Last week, we had the opportunity to attend an Activision preview event where we spent time with several of their upcoming games. Believe it or not, the game that really took us by surprise was Spider-Man: Web of Shadows on DS. Yes, I said DS.
The headline totally gave it away: Spider-Man: Web of Shadows is a sidescrolling action platformer, in line with other Metroidvania-type titles. Why didn't they think of this before? The rest of the Web of Shadows releases on other consoles (Wii, PS3, and Xbox 360) consist of 3D web-slinging and high-flying combat, but that wouldn't work as well on the DS. From what we've played, it seems that shifting things to sidescrolling action was a perfect choice for the portable title -- and maybe the franchise.
Web of Shadows DS sticks you into the same world as its big brother console versions. A symbiote invasion has rocked New York City, and Spidey has been phoned in to clean things up. You're still fighting the good fight in the DS version, but instead of swinging from buildings, you're running around exploring the inside of them and below them, in a 2.5D world.
The Metroidvania formula is alive and well in WoS, and its a nice fit for Spider-Man. During gameplay, I found myself crawling through corridors, finding my way through a series of rooms, and taking down baddies that got in my way. Sound familiar? One area was blocked by a mini-boss that took some time to beat. I used my newly acquired uppercut punch, a moved I earned through experience and battling, to finish this guy off. Believe it or not, there's even heart containers and save rooms. I'm glad to say that this sidescrolling d-pad-and-buttons action-adventure formula works.
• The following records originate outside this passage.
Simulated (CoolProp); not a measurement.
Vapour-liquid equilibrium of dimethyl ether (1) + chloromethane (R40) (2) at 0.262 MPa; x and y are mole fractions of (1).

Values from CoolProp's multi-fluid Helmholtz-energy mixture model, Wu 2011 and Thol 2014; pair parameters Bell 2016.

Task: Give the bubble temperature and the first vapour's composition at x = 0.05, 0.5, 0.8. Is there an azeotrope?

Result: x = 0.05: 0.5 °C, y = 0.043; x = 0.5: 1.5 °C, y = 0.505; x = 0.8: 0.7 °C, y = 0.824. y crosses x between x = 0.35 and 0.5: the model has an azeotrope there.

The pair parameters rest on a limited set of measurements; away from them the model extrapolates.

It's not all totally familiar, though. There's plenty of Spider-Man in the mix to make WoS original. You'll get to sling webs and climb up walls, just as you'd expect. In WoS, the player has the ability to switch between red and black suits. The red suit makes for an agile Spidey, while the black one makes for a stronger one. These suits can be changed on the fly, and even in mid-combo, making for a simple but fun combat system. With some practice, I was able to pop an opponent in the air with the red suit on, jump up, and with a tap of the "L" button, continue hitting him in mid-air with the black suit on. And as you unlock more moves and powers, your ability to beat baddies down in epic fashion increases.
I'm glad to say that the basic control Web of Shadows DS avoids the touchscreen. In fact, it's only used in a revival touchscreen mini-game. After Spidey takes one too many hits, you'll see him laid out on the bottom screen, with red power orbs floating around him. Your goal is to use the stylus to swipe these orbs toward him before time runs out. If successful, Spider-Man will live to continue the fight.
We were told that both Nightcrawler and Green Goblin will play roles in the DS version of Web of Shadows. It may turn out that you'll make alliances with them.
After spending time with this title, we have to salute developer Griptonite for the polish on Web of Shadows DS. From what we saw, it played fantastically. We'll salute again for the choice of sidescrolling platforming action over a watered-down version of the console games. We can't wait to get our hands on the final game.
We'll say now that if you enjoy this Metroidvania style of game, you'll likely be pleased with Spider-Man: Web of Shadows on the DS. Check it out later this fall.